Question

Discuss the continuity of the following functions:
(a) $f\left(x\right)=\sin x+\cos x$
(b) $f\left(x\right)=\sin x-\cos x$

Answer 1

(a) $f\left(x\right)=\sin x+\cos x$

Let $p\left(x\right)=\sin x$ & $q\left(x\right)=\cos x$

We know that $\sin x$ & $\cos x$ both continuous function

$\Rightarrow p\left(x\right)$ & $q\left(x\right)$ is continuous at all real number.

By Algebra of a continuous function

If $p\left(x\right)$ & $q\left(x\right)$ are continuous for all real numbers.

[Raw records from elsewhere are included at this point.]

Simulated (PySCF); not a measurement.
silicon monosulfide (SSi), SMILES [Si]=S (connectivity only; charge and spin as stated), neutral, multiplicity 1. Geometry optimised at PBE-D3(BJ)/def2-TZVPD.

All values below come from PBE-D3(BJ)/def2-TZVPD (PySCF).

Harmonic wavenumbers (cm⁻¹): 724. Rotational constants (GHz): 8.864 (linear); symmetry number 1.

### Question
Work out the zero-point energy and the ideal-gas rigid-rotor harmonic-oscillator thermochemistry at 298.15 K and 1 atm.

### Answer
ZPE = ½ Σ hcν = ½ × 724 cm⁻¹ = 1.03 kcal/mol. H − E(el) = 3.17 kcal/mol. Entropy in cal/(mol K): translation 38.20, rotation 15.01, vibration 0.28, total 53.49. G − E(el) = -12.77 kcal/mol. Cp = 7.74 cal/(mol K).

Then $f\left(x\right)=p\left(x\right)+q\left(x\right)$ is continuous for all real numbers.

$\therefore f\left(x\right)=\sin x+\cos x$ continuous for all real numbers.

(b) $f\left(x\right)=\sin x-\cos x$

Let $p\left(x\right)=\sin x$ & $q\left(x\right)=\cos x$

We know that $\sin x$ & $\cos x$ both continuous function.

$\Rightarrow p\left(x\right)$ & $q\left(x\right)$ is continuous at all real numbers.

By Algebra of continuous function

If $p\left(x\right)$ & $q\left(x\right)$ are continuous for all real numbers.

Then $f\left(x\right)=p\left(x\right)-q\left(x\right)$ is continuous for all real numbers.

$\therefore f\left(x\right)=\sin x-\cos x$ is continuous for all real numbers.